Climate change is now widley recognised as the greatest environmental threat facing the world. Arguably, it takes us beyond our typical understanding of what an ‘environmental issue’ actually is, because if climate change continues unchecked then it is not just the natural world, but the political, economic and human landscape that will be irreversibly and devastatingly altered. Surely then, someone must step up and take responsibility for protecting us from this fundamental threat?
Government responsibility
The knee-jerk reaction is that this must be a role for government. After all, isn’t the whole purpose of government to act for the greater good of its citizens? As an issue, climate change can feel so distant that individuals lack the sense of threat needed to take direct action. Furthermore, the investment cycles of the market are currently too short-term to automatically take global warming into account. In short, it seems as though this is the very type of issue that governments were designed to tackle – they can act on the bigger picture and in our long-term interests.

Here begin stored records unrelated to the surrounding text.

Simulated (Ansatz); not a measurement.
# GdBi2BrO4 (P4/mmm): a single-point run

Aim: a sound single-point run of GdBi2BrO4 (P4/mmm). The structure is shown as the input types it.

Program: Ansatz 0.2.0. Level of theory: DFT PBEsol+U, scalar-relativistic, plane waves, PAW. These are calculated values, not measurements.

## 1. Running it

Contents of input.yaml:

Of course, the problem here is that the time horizons of climate change also expand beyond the average democratic government term. Still, in the UK we are already seeing a political consensus emerge, with all three main political parties pinning their green credentials to the mast and putting climate change at the heart of the policy agenda.
Global policies
In fact, all around the globe the regulatory framework is starting to evolve. The best-known initiative is the Kyoto Protocol, an international agreement covering 164 countries globally and 55% of the world’s greenhouse gas (GHG) emissions. It commits ratifying countries to reducing their carbon emissions over fixed periods of time. However, political progress is also being made in many other contexts. Various US and Australian states as well as several world cities are developing robust policy frameworks to address the climate issue. In July this year, Florida’s Governor Charlie Crist announced a range of targets, including one to reduce emissions of greenhouse gases by 80% by 2050 on 1990 levels. This followed on from California’s AB 32 bill, signed last year by Governor Schwarzenegger, which puts a cap on California’s GHG emissions and creates a clear path for a market-based system and other mechanisms to bring the state’s emissions back down to 1990 levels by 2020, a 25% reduction.
One of the possible regulatory approaches for meeting the target set out in AB 32 would be to introduce a ‘cap and trade’ system. Indeed, the emergence of emissions trading, which puts a price on carbon, is one of the strongest trends in tackling greenhouse gas emissions. Trading systems enable participants to reduce emissions at the least cost, giving them the option to buy reductions from elsewhere when their own abatement costs are high. The European Union Emissions Trading Scheme (EU ETS), the highest profile example, traded over €19bn in 2006.
There are many other similar schemes evolving. The Regional Greenhouse Gas Initiative in the US, for example, brings northeastern and mid-Atlantic US states together to reduce emissions from electric power generators via a regional trading scheme. In the UK there are plans to extend emissions trading beyond those companies that pass the threshold for the EU ETS, and also to launch a compulsory domestic scheme for energy users with electricity bills exceeding £500,000 a year, which would cover organisations as diverse as Tesco, BBC and Birmingham Council.